186    Question 5.4.1.2 related not only to the description of methodologies, but also to the description of tools. In addition, it had been made clear that that response must be illustrated by one example. It should be pointed out, in that regard, that the applicant merely mentioned the tools in the annex, which was not in compliance with the tendering specifications.

187    Third, as regards the taking into account of the annex, the annex was supposed to consist of a practical illustration of an example, instead of a description of the tools.

188    Fourth, as regards the answer to question 5.4.1.3, to which the applicant refers, it should be observed that each question was to be evaluated separately and the Commission could not therefore take information provided in the answers to other questions into account when determining whether the answer to question 5.4.1.2 was sufficient.

–       Question 5.4.1.3: ‘Describe your technical proposal, including methodologies and tools in conformity with the service requirements document, for the development of an information system with structured data in an Oracle database and J2EE multi-tiers environment. Illustrate the response with one example’

189    According to the evaluation report, the applicant’s response did not limit itself to the environment specified in the question.

190    According to the note for the file, the applicant’s response mentioned tools like MS-MOSS, Documentum, Business Objects, Arc Gis, which were clearly not part of the question. In addition, the tender contained few details on Oracle, which was part of the subject of the question.

191    The applicant maintains that the Commission’s conclusions are incorrect, since the fact that it supplied information about subjects other than the Oracle database and the J2EE multi-tiers environment was not negative in itself. It submits that, so far as the Oracle database is concerned, its response was sufficiently developed.

192    It must be stated that the applicant does not dispute the fact that its tender contained information on subjects other than the Oracle database. The applicant thus gave a response that was too general and, on the other hand, contained little information on the Oracle database, which was one of the two items to which the question expressly referred.

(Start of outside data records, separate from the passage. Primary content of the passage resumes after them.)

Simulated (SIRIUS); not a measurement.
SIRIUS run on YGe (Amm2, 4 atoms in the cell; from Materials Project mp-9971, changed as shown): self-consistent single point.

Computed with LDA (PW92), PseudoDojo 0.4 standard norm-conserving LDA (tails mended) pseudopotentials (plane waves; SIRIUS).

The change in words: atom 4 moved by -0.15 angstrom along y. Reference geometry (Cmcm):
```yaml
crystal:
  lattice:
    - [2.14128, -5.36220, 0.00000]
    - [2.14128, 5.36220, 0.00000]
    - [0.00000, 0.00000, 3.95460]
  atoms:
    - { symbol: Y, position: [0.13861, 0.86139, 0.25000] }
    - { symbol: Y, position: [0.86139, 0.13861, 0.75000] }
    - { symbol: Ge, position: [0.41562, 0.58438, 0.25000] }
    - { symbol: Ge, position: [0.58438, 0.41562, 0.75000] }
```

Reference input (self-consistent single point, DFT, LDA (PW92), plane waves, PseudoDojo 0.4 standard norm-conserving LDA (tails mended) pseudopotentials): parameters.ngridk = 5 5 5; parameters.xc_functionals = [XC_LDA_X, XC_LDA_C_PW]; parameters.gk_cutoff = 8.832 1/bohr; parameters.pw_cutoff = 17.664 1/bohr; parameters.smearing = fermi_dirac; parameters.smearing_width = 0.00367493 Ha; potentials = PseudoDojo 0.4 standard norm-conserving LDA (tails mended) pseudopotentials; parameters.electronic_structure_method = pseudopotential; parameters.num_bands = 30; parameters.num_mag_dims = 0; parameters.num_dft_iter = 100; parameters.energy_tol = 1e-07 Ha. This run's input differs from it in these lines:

–       Question 5.4.1.4: ‘Describe your technical proposal, including methodologies and tools in conformity with the service requirements document, for the development of a web content management system (with unstructured data). Illustrate the response with one example’

193    It is apparent from the evaluation report that the applicant’s response was general, that it did not cover the data repository and that some methodological aspects did not directly address the question.

194    The note for the file shows that the applicant’s response described the features of the web content management and mentioned a level of data composed of database servers, namely the architecture, but not the data repository.

195    The applicant claims that the Commission modified its position in the note for the file and maintains that it properly described the data repository.

196    However, it turns on that, in the note for the file, the Commission stated only the reasons why it considered that the applicant’s response did not cover the data repository.

197    It is clear on reading question 5.4.1.4 that that question related to the development of a web content management system. However, the applicant’s response did, admittedly, describe the specific database servers, but it did not describe the underlying system that must supply those servers with specific data, namely the data repository.

–       Question 5.4.1.5: ‘Describe your technical proposal, including methodologies and tools in conformity with the service requirements document, for the development of a statistical information system. Illustrate the response with one example’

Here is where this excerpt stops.